The study examines the relevant heat transfer processes, geometries, and flow arrangements within the system. Key components include intake, diffuser, heat exchanger, and variable area nozzle. The intake and diffuser are analysed to ensure effective airflow deceleration and pressure recovery, which are essential for the efficient operation of downstream elements such as the fan and heat exchanger. The heat exchanger is investigated with respect to thermal transfer efficiency and pressure losses, as both strongly influence overall propulsion performance.
A particular focus is placed on geometric design aspects of the heat exchanger, considering both conventional manufacturing approaches and additively manufactured solutions. This allows the evaluation of innovative geometries that may enhance heat transfer while limiting weight and pressure losses. Furthermore, the implementation of a variable area nozzle is assessed to enable adaptive control of the exhaust flow across different flight regimes, supporting improved thrust generation and effective heat dissipation under varying operating conditions.
Parametric studies are performed to quantify the influence of geometric and thermodynamic parameters on the global performance of the Heat Propulsor system.

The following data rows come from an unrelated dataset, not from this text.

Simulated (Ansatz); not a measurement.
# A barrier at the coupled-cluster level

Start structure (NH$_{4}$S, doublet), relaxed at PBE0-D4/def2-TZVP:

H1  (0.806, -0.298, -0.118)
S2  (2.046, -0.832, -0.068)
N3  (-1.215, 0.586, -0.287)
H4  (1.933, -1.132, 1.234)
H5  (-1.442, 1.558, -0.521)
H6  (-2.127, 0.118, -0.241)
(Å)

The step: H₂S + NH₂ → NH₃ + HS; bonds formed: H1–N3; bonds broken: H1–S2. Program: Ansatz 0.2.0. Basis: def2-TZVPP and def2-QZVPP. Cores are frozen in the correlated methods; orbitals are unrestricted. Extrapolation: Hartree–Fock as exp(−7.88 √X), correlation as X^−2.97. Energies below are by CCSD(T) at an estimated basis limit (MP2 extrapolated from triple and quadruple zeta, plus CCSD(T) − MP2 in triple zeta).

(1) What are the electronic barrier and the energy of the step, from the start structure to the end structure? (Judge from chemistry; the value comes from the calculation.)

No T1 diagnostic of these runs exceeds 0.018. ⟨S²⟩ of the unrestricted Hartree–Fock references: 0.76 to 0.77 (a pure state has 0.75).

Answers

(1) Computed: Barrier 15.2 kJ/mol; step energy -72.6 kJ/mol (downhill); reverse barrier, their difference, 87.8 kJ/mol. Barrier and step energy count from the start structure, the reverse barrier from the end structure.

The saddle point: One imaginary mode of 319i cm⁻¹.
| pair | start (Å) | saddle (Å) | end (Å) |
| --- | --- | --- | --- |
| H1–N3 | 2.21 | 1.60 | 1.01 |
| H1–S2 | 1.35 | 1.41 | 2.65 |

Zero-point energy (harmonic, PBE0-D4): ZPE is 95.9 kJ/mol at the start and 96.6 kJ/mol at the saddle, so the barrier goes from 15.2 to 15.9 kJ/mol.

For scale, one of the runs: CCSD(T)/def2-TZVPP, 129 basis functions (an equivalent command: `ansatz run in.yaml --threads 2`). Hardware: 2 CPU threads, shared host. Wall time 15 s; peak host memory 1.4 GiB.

D5.1 – Heat Propulsor interfaces report
This deliverable presents the development and application of an analytical framework for the evaluation and comparison of compact heat exchanger geometries. An analytical tool was implemented using the ε-NTU approach to assess thermal effectiveness and pressure losses under different operating conditions.
The methodology enables a comparison of different heat exchanger configurations by combining dimensional performance indicators, such as heat transfer rate and pressure drop, with non-dimensional parameters including Reynolds number, Nusselt number, Colburn factor, and Fanning friction factor. Reference correlations and experimental data from the open literature are used to choose the compact heat exchanger geometries.
The tool supports both rating and sizing analyses. In the rating mode, the thermal and hydraulic behaviour of already sized heat exchangers is evaluated under varying inlet conditions. In the sizing mode, the required heat exchanger dimensions are determined to meet a specified heat transfer demand. The analysis finally shows how different heat exchanger geometries influence overall heat propulsor performance, in terms of both heat transfer capability and jet efficiency.
Overall, this deliverable provides a robust and transparent framework for the preliminary assessment and comparison of compact heat exchanger solutions based on literature configurations. The results establish a common baseline for future design activities and optimization studies.
D6.1 – Surface finishing method
This deliverable reports on the development and optimisation of surface treatments for Additive Manufacturing (AM)-produced Heat Exchangers (HX) within the exFan project. The AM process enables the creation of HXs with optimized geometries that enhance heat transfer efficiency and minimize pressure losses. However, the surface roughness and defects inherent to AM components require effective surface treatment interventions. This study focuses on the application of chemical polishing and electroless nickel-phosphorus (NiP) coatings to reduce surface roughness, mitigate fouling, and improve the performance of AM HXs. Additionally, an "out-of-bath" system was implemented to treat complex internal geometries, ensuring uniform coating distribution in challenging structures such as Triply Periodic Minimal Surfaces (TPMS).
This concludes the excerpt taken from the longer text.